With Tucker Running Club, on a foggy morning.
photo credit: Curt Walker
Ray Ganga, the crew chief of the Atlanta Track Club race volunteers, counted down to the start, and blew the airhorn.  As I started my watch and crossed the timing mat, I made a spur-of-the-moment decision to avoid looking at my watch, except as I passed mile markers.  I tried to gauge my pace by feel and by the majority of the runners around me, aiming to run without significant exertion.  As we reached the mile 1 marker, I checked my watch for the first time: 9:03 - Wow, I couldn't have run that better if I had been staring at my watch the entire time!  I suppressed the urge to speed up, just enjoyed looking around, chatting with people that I knew as I reached them.  As this was an out-and-back course, I could cheer the leaders of the race on their return.  After making the turnaround myself, continuing at the easy pace, I reached the mile 2 marker: 9:02!  I was beginning to sweat a bit, but that was partially due to the humidity and fog from the overnight rain.  I remember checking my heart rate, which was 151 bpm, maybe a little high for an "easy" run, but still a rate that I could maintain for a long time.  I passed quite a few runners as we headed up a hill midway through the third mile, not racing, just maintaining pace, and then here was the mile 3 marker: 8:54!!  It had been a long time since I been so excited to be at the 3 mile marker well after the 25 minute mark, but I was thrilled to have nailed my goal.  In my first 5K in October 2013, I had run as fast as I could for 3.11 miles to finish in 28:45, and now I can run that pace fairly easily.  Smiling as I crossed the finish line at an easy jog, here was my official result:
Mission accomplished! 
I picked up a half banana and a bottle of water, dropped my race bib and picked up my water belt and a cap, and jogged over to the marathon training tent.  The 9 min / mile group was about to leave, and I thought about joining them for a moment.  Last week, one of the runners with the 10 min / mile group suggested that I "should run with the 'nines'".  I knew that would be fine for half-marathon training, but not for 26.2 miles, not yet.  Fortunately it didn't take more than a couple of minutes to gather about 10 runners and a couple of run leaders for the 10 min / mile group to start, so we didn't get stiff.  And off we went, to run another 17 miles for a 20 mile day. 

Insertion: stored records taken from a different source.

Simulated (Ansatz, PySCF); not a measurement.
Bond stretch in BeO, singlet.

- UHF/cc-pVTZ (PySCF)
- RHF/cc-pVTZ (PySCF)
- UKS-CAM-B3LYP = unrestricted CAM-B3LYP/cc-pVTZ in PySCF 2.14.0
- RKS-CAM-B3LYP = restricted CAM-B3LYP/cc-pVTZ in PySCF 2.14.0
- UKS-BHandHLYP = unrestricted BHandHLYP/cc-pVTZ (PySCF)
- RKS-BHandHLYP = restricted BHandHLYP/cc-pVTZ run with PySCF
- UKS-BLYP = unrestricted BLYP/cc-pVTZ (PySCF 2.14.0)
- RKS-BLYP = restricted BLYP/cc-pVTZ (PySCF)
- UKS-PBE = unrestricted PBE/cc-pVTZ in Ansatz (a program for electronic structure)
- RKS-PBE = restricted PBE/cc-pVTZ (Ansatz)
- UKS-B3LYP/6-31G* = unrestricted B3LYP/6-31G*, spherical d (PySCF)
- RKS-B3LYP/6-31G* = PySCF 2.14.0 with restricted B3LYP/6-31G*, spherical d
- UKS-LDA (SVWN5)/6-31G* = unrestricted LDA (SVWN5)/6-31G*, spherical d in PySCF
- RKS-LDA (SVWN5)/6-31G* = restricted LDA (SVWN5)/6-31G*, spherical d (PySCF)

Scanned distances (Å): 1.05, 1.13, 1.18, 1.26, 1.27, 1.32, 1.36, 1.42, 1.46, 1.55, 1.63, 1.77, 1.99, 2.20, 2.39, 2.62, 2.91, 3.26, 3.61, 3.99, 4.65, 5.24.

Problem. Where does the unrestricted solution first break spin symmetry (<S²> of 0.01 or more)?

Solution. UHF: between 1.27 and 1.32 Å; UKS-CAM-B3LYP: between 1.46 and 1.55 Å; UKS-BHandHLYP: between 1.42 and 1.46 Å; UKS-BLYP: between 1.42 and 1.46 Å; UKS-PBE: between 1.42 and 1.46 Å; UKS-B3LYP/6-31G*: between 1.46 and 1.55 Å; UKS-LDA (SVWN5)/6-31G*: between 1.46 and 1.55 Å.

I had not previously realized that the PATH foundation had recently opened a new trail in the area, but the South River Trail began at the end of the parking lot where we had gathered for the race.  And the section of the trail that we were running was recently named in honor of the former First Lady, Michelle Obama.  One of the nice things about marathon training is discovering new parts of the city, and new places to run.  And in recent years, the Atlanta metro area has continued to develop new pedestrian-friendly paths.  The path began through a swamp, then into a forested area, reaching the South River before crossing under I-285.  After about 3 miles, the trail joined the sidewalk along Clifton Church Road, as we passed the new campus of the Barack H. Obama Elementary Magnet School of Technology, which opened last year.  

One of the other groups in our training group posted this photo on the Facebook page.
I wish I had thought to take a few photos of our group!
photo credit: Victoria Nicole Deycard
At the intersection, our group split up.  I was part of a group of a half-dozen trainees.  Andrew and I had each run three marathons, and the others: Alex, Angela, Colleen, and Ginger, were each training for their first.  I've run with most of them in previous weeks, and we had plenty of time for nice conversation along the way, especially since we didn't have to worry about cars for most of the route.   In Gresham Park, we reached the turnaround point about 4.3 miles in, and began our return.  The path had a few hilly sections, but it was a gentler route in terms of elevation than most of the routes that we have run in previous weeks.  After having run the first part at about a 10:30 min / mile pace, we sped up a little to average about 10:00 min / mile for the return trip.  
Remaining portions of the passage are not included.